The case against Father Svarinskas comprised seventeen volumes. One of the chekists mentioned to Father Tamkevičius that his case would make up twenty-five volumes.
In the course of the trial, it became apparent that just about none of the Documents of the Catholic Committee for the Defense of Believers' Rights had reached the addressees, but would end up in the KGB's safe to be added to his dossier. The court, taking up the documents, distorted the facts in the case. For example, Father Alfonsas Svarinskas was supposed to have participated in the trial of the murderers of Father Leonas Šapoka, and in the documents, he had written that Soviet officials are not concerned with finding the culprits. But on this subject, it was the Catholic Committee for the Defense of Believers' Rights, and not only Father Svarinskas, writing even before the discovery of the culprits. Hence, the declarations of the priests encouraged officials to make more thorough investigations.
The "proofs" regarding Father Svarinskas' ties abroad were downright humorous. The court did not have a shred of evidence that Father Svarinskas had sent documents abroad. When, for instance, they mentioned customs' discovery of some documents in Father Valdemaras Cukuras' baggage, Father Cukuras did not tell from whom he had received the documents, nor could Father Cukuras' sister, who had been a witness, tell this. Hence, a certain A. Znemenskis was summoned to court and testified that he had seen Father Svarinskas handing over documents.
This was enough for the court to prove the guilt of Father Svarinskas. To Father Svarinskas' request for a confrontation with Father Cukuras, no one responded seriously.
A few years earlier, during a raid on Father Svarinskas' apartment, photocopies of Velikanova's bulletin and of Kontinent were found. Similar photocopies were found in the possession of Father Gustavas Gudanavičius, and this was proof enough for the court that Father Svarinskas disseminated anti-Soviet publications.
During preliminary investigation, it was established that Father Svarinskas, at the request of some young people, and having obtained the facts, had written a petition. From this, the court concluded, "Alfonsas Svarinskas usually fabricated documents himself, and addressed them to himself."
Incidentally, the preliminary investigation in general evoked certain mysteries for the court: During the trial, Father Svarinskas responded to some questions differently from the way he had during the preliminary investigation. When the judge asked why his answers then and now, did not match, Father Svarinskas explained that at times, on account of the unbearable heat in his cell, he had failed to grasp the reality of the situation, and had not known himself what he was saying.

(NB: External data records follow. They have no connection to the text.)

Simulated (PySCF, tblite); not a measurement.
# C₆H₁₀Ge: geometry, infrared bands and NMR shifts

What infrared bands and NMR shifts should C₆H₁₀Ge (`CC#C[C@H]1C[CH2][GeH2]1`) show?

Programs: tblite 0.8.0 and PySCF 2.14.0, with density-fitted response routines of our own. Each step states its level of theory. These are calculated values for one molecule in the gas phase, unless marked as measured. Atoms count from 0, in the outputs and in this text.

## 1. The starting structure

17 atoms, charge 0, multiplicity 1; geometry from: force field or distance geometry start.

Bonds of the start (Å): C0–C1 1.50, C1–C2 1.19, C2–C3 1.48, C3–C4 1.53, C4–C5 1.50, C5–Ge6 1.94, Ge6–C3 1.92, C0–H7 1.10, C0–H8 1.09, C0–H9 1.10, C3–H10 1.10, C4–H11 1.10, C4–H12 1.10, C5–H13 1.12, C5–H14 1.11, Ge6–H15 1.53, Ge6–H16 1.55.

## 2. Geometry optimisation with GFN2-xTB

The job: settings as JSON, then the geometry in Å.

Prosecutor Bakučionis, in his speech, upheld the court's decision, demanding seven years of strict regime camp, and five years exile for Father Svarinskas, according to Par. 68. Id, of the LSSR Criminal Code. During the whole time, Father Svarinskas used to enter the courtroom smiling, upright, and courageous. In his defense speech, Father Svarinskas said, "Sunday is the Feast of the Discovery of the True Cross, and I will be on my way to Golgotha by that time."
He explained to the court that during his entire activity, he fought only for obedience to the law, and he named a whole series of incidents from which it was obvious that the Church in Lithuania is trammeled, and that crude methods of force are used to fight her. The faithful turn to their priests, requesting to be defended from persecution most often, the parents of school-children, according to Father Svarinskas.
"There would be no Catholic Committee for the Defense of Believers' Rights, if the faithful were not victims of discrimination. In the newspapers, on radio and television, in the schools, and elsewhere, the faithful are constantly attacked and ridiculed, so why should we keep quiet?" Father Svarinskas asked the court.
In his speech, Father Svarinskas expressed regret that the documents of the Catholic Committee for the Defense of Believers' Rights, written to various agencies never reached the addressees, or were not given consideration, but rather were sent directly to the KGB as evidence. The accused spoke at length about the difficult plight of the Kaunas Theological Seminary, the only one in Lithuania, and about the shortage of priests.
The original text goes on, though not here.